Seeing what works has always been important to me, and the very ambitious Occulture Conference is like an accumulation of exactly that; not only in terms of attracting individuals who have found their own magical truths and systems, but also in its own right: the conference is an active result of an original need that finds or takes form and then very tangibly affects other people. Sharing experiential and experimental experiences along the way is valuable, and it is deeply integrated in my own tradition and system (which we can call ”Current 23”). That’s why I feel such a strong kinship with this conference & festival. It has the audacity and eloquence to present itself without shame or hesitation, thus removing important perennial wit & wisdom from the strictly occult spheres to the more vibrant occultural ditto.
Concretely taking charge of space & time is important. Esoteric sand castles are no longer really useful or relevant. Pragmatism and eclecticism are the keys to building functional networks and foundations for the future. Less dogmatism and more open-minded experimentation lead on to greater things than denominational and territorial nonsense.
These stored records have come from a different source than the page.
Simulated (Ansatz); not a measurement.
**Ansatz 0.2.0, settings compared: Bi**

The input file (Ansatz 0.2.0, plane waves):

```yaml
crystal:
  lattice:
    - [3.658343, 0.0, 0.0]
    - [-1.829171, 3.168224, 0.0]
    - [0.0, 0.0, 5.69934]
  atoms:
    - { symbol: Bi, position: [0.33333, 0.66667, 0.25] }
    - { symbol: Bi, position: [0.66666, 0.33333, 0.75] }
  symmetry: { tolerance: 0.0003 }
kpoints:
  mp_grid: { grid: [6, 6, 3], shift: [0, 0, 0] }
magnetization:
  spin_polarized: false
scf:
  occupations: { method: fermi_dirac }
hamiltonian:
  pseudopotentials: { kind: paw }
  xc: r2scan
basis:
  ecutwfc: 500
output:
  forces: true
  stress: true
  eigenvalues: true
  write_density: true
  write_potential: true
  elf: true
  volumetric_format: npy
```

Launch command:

I think that this is especially important to keep in mind now that academia wants to get involved, too. There’s an inherent risk that the academic fetishization of data clothed in structure and their apparently erotically charged empiricism could cloud or mute the signal of both occulturation and occulture itself. Please don’t get me wrong: I think academics should always be welcome to the table – hence my own open attitudes in the editing of The Fenris Wolf, for instance – but it is important to realize that they are the ones needing to be challenged at this point in time and culture, and not necessarily the magical practitioners already on their way and already expressing themselves in a solid & healthy first-hand perspective.
That said, I look forward to going to Berlin and sharing my own past and present first-hand experiences. It’s an integral part of Current 23: to pay back & pay forward.
Vade Ultra!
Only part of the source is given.